Bruno Latour just gave the closing keynote for CHI 2013 and he issued four challenges for HCI research. I thought I would get down some thoughts about them before I forget.
Before I talk about the challenges, I should try to describe his central theme. He was arguing against the division of sociology into two scales the unconnected individual and the unindividualised collective. He instead argues that we should think in terms of overlapping and interconnecting “monads” (I won’t try to explain the term). He thinks that digital technology can help to analyse data without going to the two poles of individual qualitative datum or collective, aggregate statistics.
This kind of aligns with my thoughts that interactive machine learning could help to bridge this divide by having human interaction that focuses on the detail of different aspects and items of data within the statistical analysis of machine learning (this is still very vague on my part, but I think there is something there and maybe Bruno Latour does too).
Overall, Latour wants the CHI community to help break down the individual/collective polarity, but in particular he issued four challenges:
Getting rid of data
His first challenge was to help get rid of data from large data sets (presumably so you are only left with “interesting” data in some sense). Given the rest of this talk I interpret this not as wanting to focus on individual items but to pick up connected elements that are important without either aggregating all of the data or removing them from their connections with the rest of the dataset. I can imagine that there could be powerful tool that allows researchers to investigating small snippets of data while a statistical engine runs in the background, clustering or otherwise picking out connections between those snippets and the rest of the dataset.
Capturing the inner narrativity of overlapping monads
I will have to think about this one, but it is something about bridging the gap between human narrative and statistical analysis. He referred to data journalism and how data is used in both interactive and narrative contexts in things like the guardian coverage of the london riots.

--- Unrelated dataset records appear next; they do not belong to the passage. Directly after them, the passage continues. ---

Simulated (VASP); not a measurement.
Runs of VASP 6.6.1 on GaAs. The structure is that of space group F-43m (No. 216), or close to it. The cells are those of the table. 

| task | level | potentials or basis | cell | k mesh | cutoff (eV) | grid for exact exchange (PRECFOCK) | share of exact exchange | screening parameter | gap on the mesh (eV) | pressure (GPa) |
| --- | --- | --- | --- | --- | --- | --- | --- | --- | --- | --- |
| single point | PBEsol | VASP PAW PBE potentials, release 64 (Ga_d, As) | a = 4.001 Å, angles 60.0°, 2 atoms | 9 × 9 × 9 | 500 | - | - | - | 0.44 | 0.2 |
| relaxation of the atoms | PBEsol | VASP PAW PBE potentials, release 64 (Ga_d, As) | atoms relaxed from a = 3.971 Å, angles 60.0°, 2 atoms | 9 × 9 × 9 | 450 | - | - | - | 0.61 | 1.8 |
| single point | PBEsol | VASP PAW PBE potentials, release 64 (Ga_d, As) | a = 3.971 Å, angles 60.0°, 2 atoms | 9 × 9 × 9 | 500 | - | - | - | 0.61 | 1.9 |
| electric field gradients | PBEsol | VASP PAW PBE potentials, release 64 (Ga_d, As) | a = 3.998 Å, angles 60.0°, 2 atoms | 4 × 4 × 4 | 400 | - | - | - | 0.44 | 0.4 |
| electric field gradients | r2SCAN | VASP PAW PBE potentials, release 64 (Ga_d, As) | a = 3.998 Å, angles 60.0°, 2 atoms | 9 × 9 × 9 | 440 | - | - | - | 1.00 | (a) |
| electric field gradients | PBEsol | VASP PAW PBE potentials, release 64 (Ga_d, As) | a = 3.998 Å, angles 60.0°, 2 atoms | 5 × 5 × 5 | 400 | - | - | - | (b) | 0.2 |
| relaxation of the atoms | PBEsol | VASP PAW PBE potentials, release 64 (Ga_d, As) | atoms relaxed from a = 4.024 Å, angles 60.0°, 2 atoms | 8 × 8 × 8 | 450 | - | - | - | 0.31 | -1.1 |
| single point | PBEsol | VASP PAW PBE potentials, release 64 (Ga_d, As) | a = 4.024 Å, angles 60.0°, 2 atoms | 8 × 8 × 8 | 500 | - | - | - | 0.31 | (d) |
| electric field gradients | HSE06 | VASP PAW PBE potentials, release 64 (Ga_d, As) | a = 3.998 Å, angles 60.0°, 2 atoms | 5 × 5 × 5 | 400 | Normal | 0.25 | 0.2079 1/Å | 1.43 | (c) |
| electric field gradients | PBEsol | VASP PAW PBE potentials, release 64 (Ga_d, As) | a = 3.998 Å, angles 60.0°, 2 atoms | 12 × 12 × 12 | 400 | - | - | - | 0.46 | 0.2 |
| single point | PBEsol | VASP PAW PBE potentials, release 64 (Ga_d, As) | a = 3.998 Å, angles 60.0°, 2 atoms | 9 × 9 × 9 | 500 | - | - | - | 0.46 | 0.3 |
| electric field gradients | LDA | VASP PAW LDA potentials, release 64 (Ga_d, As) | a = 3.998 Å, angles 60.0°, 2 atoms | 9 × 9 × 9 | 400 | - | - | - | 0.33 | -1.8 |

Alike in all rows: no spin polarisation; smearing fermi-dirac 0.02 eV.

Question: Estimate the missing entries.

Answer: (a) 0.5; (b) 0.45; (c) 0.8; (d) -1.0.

Visualizing heritage, process and genealogy
How to visualise these temporal qualities without relying in static structure or loosing connectedness. While answering questions he stressed the importance of not falling back on unchanging structures but acknowledging the changing nature of monads and their connections. This seems to me to relate to another theme that came up quite a lot in CHI (from Bill Buxton to the NIME SIG), the need to have time as a first class concept. This would make it possible to model the evolution of data without relying on static structures (maybe).
Replacing model building and emergent structure by highlighting differently overlapping monads.
I guess that this would require a very dynamic analysis that made it possible to apply many different and changing models to data. I think that interactive machine learning could help a lot here by using the human element to navigate different interpretations, learnt models and views of the data.